January 30, 2008 (JUBA, Sudan) — A Darfur rebel group said that the U.N.-African Union mission in Sudan was refusing to return them to their areas in the west of the country following unity talks in Juba, the southern capital.

Ahmed Abdelshafi
Ahmed Abdelshafi
The Sudan Liberation Army (SLA) faction led by Ahmed Abdel Shafi also said it rejected the peace process led by U.N. and AU envoys Jan Eliasson and Salim Ahmed Salim.

The SLA said the rebel factions needed to hold unity meetings in Darfur before any further talks outside the country.

Shafi said they had been talking night and day to the U.N. and African Union, giving them lists of commanders and coordinates to return them to in Sudan’s west. But they had been stuck in Juba since the unity talks ended on December 14.

“They say they are looking for permission from the authorities and we told them clearly that for Darfur we don’t need permission from Khartoum because we are going to Darfur and to our areas,” he said on Tuesday.

The U.N.-AU mediation team denied they were to blame, saying the rebels had given some wrong coordinates and officials were in Juba to deal with the correct coordinates.

“We are working on those coordinates to get the clearance, flight details and all the nitty gritty,” said spokesman George Ola-Davies. “It’s not an easy task.”

The talks ended with many individual commanders coming under Shafie’s leadership. But other factions also consolidated, leaving five main groups.

Mediators want all groups to attend talks to agree a ceasefire that will hold.

International experts estimate some 200,000 have died and 2.5 million been driven from their homes in almost five years of rebellion. Khartoum says Western media exaggerated the conflict and puts the death toll at 9,000.

Shafi said they were optimistic about unity of the five groups and said were directly and indirectly in touch with three other groups but had no contact with the powerful Justice and Equality Movement.

But he said any talks had to be in Darfur and dismissed the U.N.-AU mediation as a “waste of time”.

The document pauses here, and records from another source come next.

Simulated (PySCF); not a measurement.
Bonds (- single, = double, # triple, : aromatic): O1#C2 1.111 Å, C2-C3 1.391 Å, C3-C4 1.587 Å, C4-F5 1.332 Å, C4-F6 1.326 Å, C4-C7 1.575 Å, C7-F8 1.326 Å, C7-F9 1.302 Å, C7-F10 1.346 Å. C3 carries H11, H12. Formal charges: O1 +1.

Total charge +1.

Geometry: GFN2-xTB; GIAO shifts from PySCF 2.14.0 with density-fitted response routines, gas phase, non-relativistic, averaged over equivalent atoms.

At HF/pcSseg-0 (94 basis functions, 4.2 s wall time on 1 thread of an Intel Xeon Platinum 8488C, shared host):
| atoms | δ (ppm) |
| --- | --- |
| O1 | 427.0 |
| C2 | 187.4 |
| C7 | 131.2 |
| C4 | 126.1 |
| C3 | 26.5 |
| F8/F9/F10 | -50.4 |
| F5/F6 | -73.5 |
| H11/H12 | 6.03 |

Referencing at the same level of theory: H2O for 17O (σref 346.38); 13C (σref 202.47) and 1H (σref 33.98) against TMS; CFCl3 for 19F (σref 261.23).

“I don’t that they will be successful,” he said. “This kind of approach will not achieve peace in Darfur — they need to change the team, the mechanism, the approach.”

Mediators want to hold internal rebel talks in an African country within about six weeks but only two of the five groups have so far said they will attend. Peace talks in Libya last year ended quickly as most rebel groups stayed away.

Shafie, a Muslim, said his faction would also insist on the separation of religion and state in Sudan, which has been under Islamic sharia law since 1983.

He said central government had misused Islam for political means.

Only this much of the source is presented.